Already there have been multiple issues raised about cyber security and Zoom enabling hackers to burrow into internal affairs of politics and business, yet it seems the most recent and outrageous case is not some technical flaw but a catalogue of human, all too human, elementary errors.

Step forward the main players: the illustrious Financial Times, the worthy Independent and a, now ex-, FT journalist, Mark di Stefano.

Mr di Stefano, an Australian hack who prides himself on ‘breaking news’ which promotes the publication and himself, ahead of the pack, was employed as a media and tech reporter for  the FT after making a splash with the online news agency Buzzfeed – most notably the Waitrose magazine ‘killing vegans’ joke that ended badly for its editor.
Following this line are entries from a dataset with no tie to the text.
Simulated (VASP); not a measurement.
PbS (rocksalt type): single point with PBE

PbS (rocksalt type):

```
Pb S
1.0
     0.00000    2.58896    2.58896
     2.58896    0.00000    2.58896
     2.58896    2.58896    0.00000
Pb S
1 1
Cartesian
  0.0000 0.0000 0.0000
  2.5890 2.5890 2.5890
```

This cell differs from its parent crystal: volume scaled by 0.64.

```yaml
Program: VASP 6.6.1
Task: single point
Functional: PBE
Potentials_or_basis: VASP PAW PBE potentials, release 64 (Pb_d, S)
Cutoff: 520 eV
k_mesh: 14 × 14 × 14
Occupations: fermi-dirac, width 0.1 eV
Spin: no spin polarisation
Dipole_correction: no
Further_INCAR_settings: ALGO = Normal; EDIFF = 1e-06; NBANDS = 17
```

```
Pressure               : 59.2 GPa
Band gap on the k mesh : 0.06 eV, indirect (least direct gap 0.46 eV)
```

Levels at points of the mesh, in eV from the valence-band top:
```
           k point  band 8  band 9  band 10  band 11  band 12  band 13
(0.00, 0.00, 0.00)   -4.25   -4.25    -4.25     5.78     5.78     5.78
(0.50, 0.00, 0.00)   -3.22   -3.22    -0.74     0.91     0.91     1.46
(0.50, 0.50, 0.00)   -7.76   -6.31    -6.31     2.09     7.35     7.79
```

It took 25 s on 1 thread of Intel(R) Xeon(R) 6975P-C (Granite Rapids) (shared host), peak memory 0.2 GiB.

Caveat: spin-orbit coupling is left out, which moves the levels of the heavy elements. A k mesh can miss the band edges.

Now it turns out that Mr di Stefano had access to a Zoom conference of the Independent editorial where staff were briefed about the parlous financial state of the now online newspaper, furloughing and wage cuts.

True to type, di Stefano, a self-confessed Twitter addict, was tweeting about the meeting even as it was happening, citing an ‘insider source.’

To say that this ‘scoop’ was one self-promotion too far is something of an understatement, with potential criminal as well as civil legal implications in terms of the Data Protection Act 2018 and other legislation, not just for di Stefano, but potential liability on the facts for the Financial Times and the Independent itself.

For it seems this was neither a third party anonymous ‘leak’ nor the result of hacking the Zoom cyber security.

Di Stefano joined the Zoom conference  signing in with his FT email address – which was visible to the 100 or so members  for 5 seconds – before it disappeared.

Subsequently the Independent carried out an analysis of the participants’ addresses and tracked a later sign-in to a mobile phone belonging to di Stefano.  It was also revealed that a similar incident concerning the Evening Standard and published on the FT website,  was traced to the same phone.

There was no attempt at a defence by the FT since di Stefano’s acts were in breach of its commitment to journalistic ethics and there was no ‘public interest’ in disclosing the financial woes and internal staffing implications of a rival publication.

Di Stefano was suspended and  announced his own immediate resignation, appropriately enough, on Twitter.

So what might become of this monumental faux pas legally?

The Data Protection Act 2018 does include criminal sanctions which might apply to di Stefano, and potentially the FT itself if it knowingly or recklessly allowed the breach amounting to a criminal offence.

But in terms of the civil DPA breaches,  there would appear to be a potential prima facie vicarious liability case against the FT which would test recent Data Protection case law.

In a long-running  data leak case against the supermarket Morrisons, the Supreme Court held that the company was not vicariously  liable for the data protection breaches affecting 100,000 of its employees, thousands of whom had joined a class action for compensation redress against the firm.

The story began when a disgruntled rogue employee misused his access to confidential staff data, releasing it to media and ‘leak’ websites. The offender in question was prosecuted and is serving a lengthy prison sentence.

But what of the rights of the affected and distressed employees?

In the Morrisons saga, the Court of Appeal originally upheld existing comparable case law on the vicarious liability of the employer for wrongs committed by staff, even though they were criminal acts that were not in the course and intention of their employment.

The Supreme Court however overturned this decision.

Morrisons were able to show that they had exercised adequate monitoring and due diligence in data security and that the criminal acts of the offender were not in any material way connected to his legitimate role.

But would the same be true of the FT?

Di Stefano, while clearly in breach of contractual ethics, was employed on the basis of high profile ‘scoops’ and it can’t be said that his enterprise was outside the course of his employment and its intention.  Arguably, it was precisely that that got him his job.

But it doesn’t end there.

While the Independent might be the wounded party, it turns out, according to media reports, that access to the Zoom conference was open to all-comers signing-in without password protection.

Clearly ‘someone’ must have tipped di Stefano off as to the meeting and access, but, if the case, the newspaper’s elementary security failure was a potential data breach against its own employees.

So while di Stefano is, wisely, ‘taking time away and logging off’ the legal repercussions from this latest data breach fiasco are unlikely to go away anytime soon.